Proper Funeral Attire
Gone are the days where friends and family are expected to wear somber mourning attire to funerals. In her 1922 book, Etiquette in Society, in Business, in Politics and at Home, Emily Post suggested, “You should wear black clothes if you have them, or if not, the darkest, the least conspicuous you possess.” One could argue it was much easier to dress for funerals a generation ago. Today, it’s trickier. The convention is: there’s no convention.
The “traditional” American funeral has gone by the wayside and along with it the dress code. So, you ask, what do I wear?

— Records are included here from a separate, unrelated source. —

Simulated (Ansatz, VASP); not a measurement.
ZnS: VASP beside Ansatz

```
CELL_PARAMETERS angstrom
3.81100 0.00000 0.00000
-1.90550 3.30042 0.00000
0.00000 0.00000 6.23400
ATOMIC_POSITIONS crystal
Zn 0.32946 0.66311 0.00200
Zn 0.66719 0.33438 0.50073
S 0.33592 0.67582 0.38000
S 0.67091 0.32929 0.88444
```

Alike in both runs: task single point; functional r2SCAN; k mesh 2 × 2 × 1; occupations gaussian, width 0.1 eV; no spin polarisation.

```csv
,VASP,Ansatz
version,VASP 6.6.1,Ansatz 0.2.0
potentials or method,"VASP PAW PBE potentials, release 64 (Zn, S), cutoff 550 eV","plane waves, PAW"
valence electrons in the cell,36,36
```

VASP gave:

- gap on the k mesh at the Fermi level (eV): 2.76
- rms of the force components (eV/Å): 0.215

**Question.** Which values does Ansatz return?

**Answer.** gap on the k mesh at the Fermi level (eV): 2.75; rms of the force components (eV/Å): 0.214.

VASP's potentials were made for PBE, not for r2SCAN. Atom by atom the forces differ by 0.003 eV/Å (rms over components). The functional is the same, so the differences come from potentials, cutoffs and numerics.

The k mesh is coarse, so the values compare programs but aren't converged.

When in doubt follow the logic of Oscar Wilde who was quoted as saying, “You can never be overdressed or overeducated.” You can’t go wrong with a suit or dress in a conservative color (black, charcoal, gray, or blue). Even if you end up being the only one who shows up wearing a suit or dress it’s not the end of the world because it is a somber occasion.
Take your cues from the obituary, literally. Many times the family will tell mourners in the text of the obituary what to wear. For example, “please wear something pink to honor Jane’s memory,” or, “casual attire preferred.”
Where is the venue? If the funeral or memorial is going to be held outside in a pavilion or nature center, dress for the weather and type of place you’ll be. Shorts and a T-shirt (or even a bathing suit) would be appropriate for a service on a beach in the summer, while hiking boots, hat, and gloves would be appropriate for a service at a wildlife preserve in winter.
Is there a funeral theme that would make special attire appropriate? I’ve seen families ask mourners to wear Washington Redskin jerseys, tie dye clothing, golf attire, their favorite band’s T-shirt, or even wear an ugly Christmas sweater. As services become more and more personalized, it’s natural the attire will too. So, if you’re asked to wear something special, go ahead. Otherwise, trot out your fail safe suit or dress.